Before I had my driver’s license or was interested in girls, I was expected to earn a little spending money by mowing lawns on the weekend. My dad and a few neighbors paid me five bucks a lawn, but the real money came from my grandparents who lived 30 miles south of Ogden, Utah in a city called Bountiful not far from Salt Lake City.
During the summer months my dad would drop me off at the main bus terminal, and I’d board a bus for the 90 minute ride at a cost of 75 cents each way. On the bus, I’d carry along a first generation Sony Walkman and a single a cassette from my favorite group at the time: Def Leppard. Songs from Pyromania had just started to hit MTV and I couldn’t get enough of them. I’m surprised I still have my hearing given how loud I’d crank those tunes through my headset.

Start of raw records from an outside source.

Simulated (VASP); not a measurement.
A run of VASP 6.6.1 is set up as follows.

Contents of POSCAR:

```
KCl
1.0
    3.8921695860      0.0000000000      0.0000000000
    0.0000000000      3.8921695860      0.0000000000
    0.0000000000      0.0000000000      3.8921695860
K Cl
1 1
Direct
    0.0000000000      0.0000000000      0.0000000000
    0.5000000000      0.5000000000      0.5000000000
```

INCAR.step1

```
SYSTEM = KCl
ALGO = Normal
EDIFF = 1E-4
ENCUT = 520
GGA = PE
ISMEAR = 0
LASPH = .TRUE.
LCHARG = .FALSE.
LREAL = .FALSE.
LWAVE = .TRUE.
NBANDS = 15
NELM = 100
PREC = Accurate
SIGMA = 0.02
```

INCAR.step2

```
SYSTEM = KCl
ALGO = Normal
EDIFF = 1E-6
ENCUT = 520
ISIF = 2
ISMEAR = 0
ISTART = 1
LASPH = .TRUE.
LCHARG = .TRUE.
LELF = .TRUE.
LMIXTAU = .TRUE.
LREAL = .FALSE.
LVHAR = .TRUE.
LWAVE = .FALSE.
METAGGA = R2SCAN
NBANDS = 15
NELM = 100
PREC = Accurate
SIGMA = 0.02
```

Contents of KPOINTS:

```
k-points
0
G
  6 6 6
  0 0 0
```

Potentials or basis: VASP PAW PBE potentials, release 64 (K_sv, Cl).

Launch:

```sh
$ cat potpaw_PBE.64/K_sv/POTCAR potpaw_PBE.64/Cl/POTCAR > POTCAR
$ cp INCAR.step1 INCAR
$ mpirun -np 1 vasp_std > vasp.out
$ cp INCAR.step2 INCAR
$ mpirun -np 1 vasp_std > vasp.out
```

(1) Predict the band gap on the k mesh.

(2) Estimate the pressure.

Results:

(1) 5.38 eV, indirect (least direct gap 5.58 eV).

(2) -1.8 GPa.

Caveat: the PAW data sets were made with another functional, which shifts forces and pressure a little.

The bus would drop me off about a mile from my grandparent’s house and I’d be so hyped up from “Rock of Ages” I’d sprint the entire stretch. My grandpa would be sitting on his porch waiting for me in a light blue chair that he probably purchased in the 1940’s. It was so retro that it was cool, but not very comfortable. He’d invite me inside where I’d start my work off with a Coke on the rocks. Growing up in a Mormon family, my parents didn’t see the need to stock our fridge full of Coke which made the event even more special. I felt like a rebel.
My grandpa had an old rotary mower that would cut a very narrow swath of grass at each pass. Luckily the lawn wasn’t very large and the only challenge was avoiding the many plums that would fall off the trees and clog the mower. My grandpa would watch me mow the front lawn from his chair, but would always move to the shady area off the back porch when I was ready to mow the backyard. When I’d finish up, I’d kick back on one of the old blue chairs that was cooled by the shade and chat with my grandpa. We’d talk about the latest sporting event such as the Utah Jazz, BYU or the Utes. He spoke so highly of the University of Utah that he had a great influence my choice to attend that school a few years later.
These Saturday afternoons were the only time I had the chance to chat with my grandpa alone. As I sat there listening to him talk I’d look at his face and see my father. His eyes and his facial expressions made me feel like I was listening to my father 20 years into the future. I loved listening to him tell me about many of the games where my father performed well. He could remember the intricate details of a certain pass for a touchdown or an important base hit. It was as if I had traveled back in time to watch my father play the sports I loved. Eventually my grandma would carefully walk down the stairs into the backyard to bring us more Coke and a cookie or crackers. We’d chat a little longer before I’d make my way over to my other grandparent’s home to mow their lawn. But before I’d leave, my grandpa would open his wallet and pull out a lot more money than I deserved. I’m sure he could have hired a neighbor kid to mow his lawn for a fraction of the cost. I guess grandson’s were on a different pay scale.
So I’m a little sad to think think that my grandparents house is going up for sale this week. My grandpa passed away a few years ago and my grandma was recently moved into a care facility to live out the rest of her life. There’s no need to keep the house that was the backdrop to so many great memories over the years. It’s a smaller brick home with a single attached carport in a friendly neighborhood. I doubt it will be on the market long.
I’m glad I had those years where Saturday’s were spent mowing a few lawns and sipping Cokes in the shade with my grandpa. The extra cash was great for a fourteen year old. But the time spent in the shade, sitting on the old chair listening to my grandpa is what I’ll remember most.